Giddy up my friends, my homiletics class is now complete and I should now receive my pastoral licensing!! It was a great class and I really enjoyed learning about preaching and teaching. We had two great messages preached last night, one that was preached in Spanish by Jose, and it was awesome. Although I couldn't understand the spoken language, the physical and spiritual aspect of it could not be hidden. Jose spoke with such passion, confidence, and urgency that there was no missing out on God speaking through him. What a great experience and an awesome way to cap off our nine weeks of dissecting the topic of preaching. As we were putting the wraps on the class our teacher said something that I think is absolutely critical to great preaching. He said, "Live so that your greatest message will only be an echo of your daily life." How awesome and true is that? I think people can pick up on that so quickly, and if a message is only a good idea and not a way of life, then it will wither away so very quickly.

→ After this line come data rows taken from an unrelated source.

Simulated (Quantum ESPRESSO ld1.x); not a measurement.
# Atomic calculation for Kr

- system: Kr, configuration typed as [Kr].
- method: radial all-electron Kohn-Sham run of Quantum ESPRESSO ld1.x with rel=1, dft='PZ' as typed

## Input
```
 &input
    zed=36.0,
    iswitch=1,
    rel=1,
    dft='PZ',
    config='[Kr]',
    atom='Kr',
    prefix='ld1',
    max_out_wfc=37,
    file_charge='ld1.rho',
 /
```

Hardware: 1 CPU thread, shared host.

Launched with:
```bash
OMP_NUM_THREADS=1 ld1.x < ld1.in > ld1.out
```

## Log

Thinking on my journey to becoming a licensed pastor, I have to say things sure have changed over the years. I started taking classes about seven years ago (on and off, then on, then off again, now on til completion) and what it was to be a pastor just looked much different. Even going back to my childhood, the responsibility of a pastor is so very different. Growing up, the pastor of the small church I attended was a preacher and counselor, or shepherd if you will. His job was to teach the congregation and he divided the week between preparing his message and just caring for the needs of the people. Then when I was in college, I experienced church on a larger level and the role of the pastor was drastically different. The church was morphing into a big Sunday experience and so the pastor became a producer and engineer in the creative process of putting on a program. And for its time, this was very appealing to people to see and experience church in an exciting way, far removed from pews and pounding of the pulpit. The pastor still preached, but the audience was now much different and so the message was filled with props, jokes, and all things "culturally relevant." The name even changed from pastor to director, and the responsibility of caring for the congregation was just to unrealistic because of the size. So the church hired other pastors to care for the people and the pastor-turned-director, spent his time in the production booth, making sure that Sunday would be the greatest highlight of the week.
And today you see much of the same, pastors are rarely called pastors, and they spend a good portion of their time administrating programs and experiences for the people. Pastors are now called architects, designers, or whatever the hot new terms that are not pastor. As for me, I could care less what the name is, but the job description is what I think is sadly missing the point. You see, church staffs have grown so much because pastors are no longer the pastors and so the church has to hire other pastors to do the work of the pastorate. I find it all a bit confusing as well, but I guess this is the church in the 21st century. I think it would be very interesting to travel around and poll pastors on how they spend their time. I would guess a good portion of it is administrating programs of some sort first, and then who knows from there. You take someone like Rob Bell for instance, he is on staff as the teaching pastor, because his job is teaching and working with a team to listen to God for the spiritual direction of the church. Here's the thing, that is considered very rare in most churches, because people expect the pastor to be doing a bunch of other things? Funny how a pastor that focuses on teaching the word and helping discern the spiritual direction of the church is now a "teaching pastor." It's interesting how Christian colleges and Universities are teaching ministerial students how to run programs, be "relevant," and learn how to be good directors. I'm sure some people would argue that Rob is in some different league or whatever, but my point is, he felt God calling him to start a church, and he did so with preaching the word and leading a community that will live out the spoken word.
I recognize that the church will look different, as it should, but it amazes me how different the role of pastor has become. I have had plenty of people tell me that the pastors of Watermark are a bit different than what they are used to. But although people will point out how they look (long hair, crazy hair, untucked shirts), it's usually the heart for people, and especially a heart for change that people will pick up on. Not a change in styles, programs or what have you, but a change in hearts. This has got to be at the center. I guess if the church wants to hire directors, producers, or architects, then so be it. But the church cannot veer away from having pastors, who first and foremost, have a desire to see life change. A pastor is someone who is in love with God and in a relationship with Jesus Christ. His/Her desire is to know and preach the Word of God, and be a shepherd to God's children. I guess I am ready for the church to leave show business to those in show business, and have the church be in no business, but God's business.